Slashdot Mirror


A Glimpse Inside the Cell Processor

XenoPhage writes "Gamasutra has up an article by Jim Turley about the design of the Cell processor, the main processor of the upcoming Playstation 3. It gives a decent overview of the structure of the cell processor itself, including the CBE, PPE, and SPE units." From the article: "Remember your first time? Programming a processor, that is. It must have seemed both exciting and challenging. You ain't seen nothing yet. Even garden-variety microprocessors present plenty of challenges to an experienced programmer or development team. Now imagine programming nine different processors all at once, from a single source-code stream, and making them all cooperate. When it works, it works amazingly well. But making it work is the trick."

9 of 66 comments (clear)

  1. Sega Saturn Redux? by ToxikFetus · · Score: 4, Interesting

    As TFA mentioned, this has the potential of becoming another Sega Saturn boondoggle. Will the developers learn how to fully utilize this incredibly complex architecture? Relying on the "octopiler" to efficiently map to the Cell architecture seems a bit optimistic and naive.

    1. Re:Sega Saturn Redux? by SSCGWLB · · Score: 3, Interesting

      I seriously doubt they will write efficient programs in the lifetime of this console. The level of efficiency they will achieve depends on a lot of things. I didn't see it in TFA, but I am assuming you cannot treat each SPE as an individual processor.

      First of all, their dream of a general 'octopiler' is pure fantasy. I have written massively parallel MPI and Shared Memory applications and can testify to their complexity. Mapping an arbitrary piece of code transparently to multiple processor is a extremely difficult task. If the source is carefully written, it is possible to parallelize certain sections. This requires careful forethought and detailed knowledge of how the compiler works. If I where to guess, I would say they would use some type of middleware (a la CORBA) or libraries (a la MPI) to extend a programming language. That way, the programmer could specify sections of code that can be executed in parallel. This would help the compiler immensely and make much more efficient code. It would be really cool if the SPEs had some type of identifier, allowing you to task specific SPEs! I haven't read much about the CELL, so this may or may not be possible.

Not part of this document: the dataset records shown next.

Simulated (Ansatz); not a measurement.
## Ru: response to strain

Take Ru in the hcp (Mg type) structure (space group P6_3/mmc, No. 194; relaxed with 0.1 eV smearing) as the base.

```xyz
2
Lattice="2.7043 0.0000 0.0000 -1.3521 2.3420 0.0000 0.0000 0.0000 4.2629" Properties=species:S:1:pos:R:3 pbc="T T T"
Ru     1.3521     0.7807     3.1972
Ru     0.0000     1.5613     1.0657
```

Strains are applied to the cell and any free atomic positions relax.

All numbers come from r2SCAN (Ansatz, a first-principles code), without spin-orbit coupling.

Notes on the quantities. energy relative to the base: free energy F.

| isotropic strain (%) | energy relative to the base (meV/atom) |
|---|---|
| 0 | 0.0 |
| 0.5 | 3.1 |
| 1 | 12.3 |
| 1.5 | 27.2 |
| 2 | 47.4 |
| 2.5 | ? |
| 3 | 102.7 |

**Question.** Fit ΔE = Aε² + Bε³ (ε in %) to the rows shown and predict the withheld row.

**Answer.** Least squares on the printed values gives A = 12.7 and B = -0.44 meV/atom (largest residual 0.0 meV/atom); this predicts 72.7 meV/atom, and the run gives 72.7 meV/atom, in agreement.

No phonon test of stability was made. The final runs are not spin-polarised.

      Overall, I bet the vast majority of the parallel code will be in carefully crafted libraries of CPU intensive tasks. These libraries will grow over time, making utilization of the SPEs more and more efficient. Until then, the main CPU and one SPE will execute the majority of the game with occasional help from the other SPEs.

      ~nate

    2. Re:Sega Saturn Redux? by jd · · Score: 3, Interesting
      Not sure it's that complex. If anything, it sounds rather limiting. Eight isolated physical coprocessors, each supporting two threads? Why not have one coprocessor that supports 16 threads that maps onto as many virtual coprocessors as desired? Basically the same circuitry, but can dynamically remap to the problem being solved, as opposed to remapping the problem to the circuits provided.


      (Having the computer model itself to the problem reduces the complexity of programming and will make optimal use of the hardware. Having the program model itself after what the computer is tuned to do is merely an ugly hack and requires ugly compilers to specifically translate between the paradigms.)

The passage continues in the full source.